Review Summary: Grime says hello
When Skepta first uploaded “That’s Not Me” to Youtube in April 2014, not even the grime veteran himself would foresee the surge in popularity the genre would experience over the following months. “That’s Not Me” was one of the earlier in a string of singles that would reignite a genre that had long been festering. Struggling to appeal to an international audience unfamiliar with the music’s UK garage-based rhythms and strong Jafaican accents, much of its popularity dwindled outside of secondary school playgrounds and niche nightclubs. Many of the darlings of the genre, Skepta included (see also: Dizzee Rascal, Chipmunk, etc), would attempt to establish more commercial pop-rap styles, with usually awkward and tacky results. Konnichiwa
was always to be Skepta’s “return-to-roots” LP and a re-assertion of his identity (the sprinklings of Japanese chic feel more ironic than any genuine attempt at forging a theme) but with the mass exposure spawned in 2014 its release date has been pushed back not just the one time, and its unveiling in 2016 feels more like an affirmation of the success of the last two years than a revolution in itself.

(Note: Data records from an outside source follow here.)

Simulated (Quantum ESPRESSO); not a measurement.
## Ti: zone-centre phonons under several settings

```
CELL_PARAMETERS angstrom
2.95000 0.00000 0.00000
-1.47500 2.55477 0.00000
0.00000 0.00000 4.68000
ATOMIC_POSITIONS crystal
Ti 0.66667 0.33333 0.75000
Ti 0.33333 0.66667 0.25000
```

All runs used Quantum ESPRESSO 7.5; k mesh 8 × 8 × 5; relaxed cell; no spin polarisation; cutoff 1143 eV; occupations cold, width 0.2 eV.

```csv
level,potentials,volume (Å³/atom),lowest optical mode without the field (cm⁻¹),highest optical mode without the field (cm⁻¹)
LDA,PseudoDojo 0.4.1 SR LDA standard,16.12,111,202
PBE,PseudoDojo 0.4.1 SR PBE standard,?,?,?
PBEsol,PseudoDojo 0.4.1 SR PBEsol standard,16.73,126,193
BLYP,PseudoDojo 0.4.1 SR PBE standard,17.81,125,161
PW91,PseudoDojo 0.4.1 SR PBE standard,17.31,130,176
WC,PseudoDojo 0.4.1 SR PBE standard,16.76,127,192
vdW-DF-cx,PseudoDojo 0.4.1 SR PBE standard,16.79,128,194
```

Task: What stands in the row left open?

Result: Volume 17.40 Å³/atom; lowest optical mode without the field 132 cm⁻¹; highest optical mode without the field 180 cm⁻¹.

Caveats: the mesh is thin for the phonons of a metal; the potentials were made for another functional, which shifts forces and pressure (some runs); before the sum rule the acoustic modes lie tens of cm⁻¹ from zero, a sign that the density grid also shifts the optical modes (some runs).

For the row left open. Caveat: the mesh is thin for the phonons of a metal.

The majority of the album does well in displaying its gritty, back-to-basics approach, presenting Skepta’s commanding flow over elementary but tight and bass-heavy beats. Of the twelve tracks here however, five have already been released prior to the album (three of them at least a year ago) and most of the best cuts will be found among them. “Man”, "That's Not Me" and “Shutdown” are all straightforward grime floor-fillers, and “It Ain’t Safe” might be among the best ever released in the genre. Rarely does Konnichiwa
stray far from the blueprint, so that even the sung hook in “Ladies Hit Squad” feels uncharacteristic, but even there its D Double E that steals the show. Considering the album’s length (especially when compared to the sixteen track album JME released last year) it’s a shame many of the previously unreleased tracks like “Numbers” and “Text Me Back” fall relatively flat ("Detox" and "Crime Riddim" are notable exceptions). At this point however, Skepta lives in the knowledge that his future will likely not be defined by Konnichiwa
’s present release, and his next steps in a scene experiencing a powerful renaissance will surely be worth following.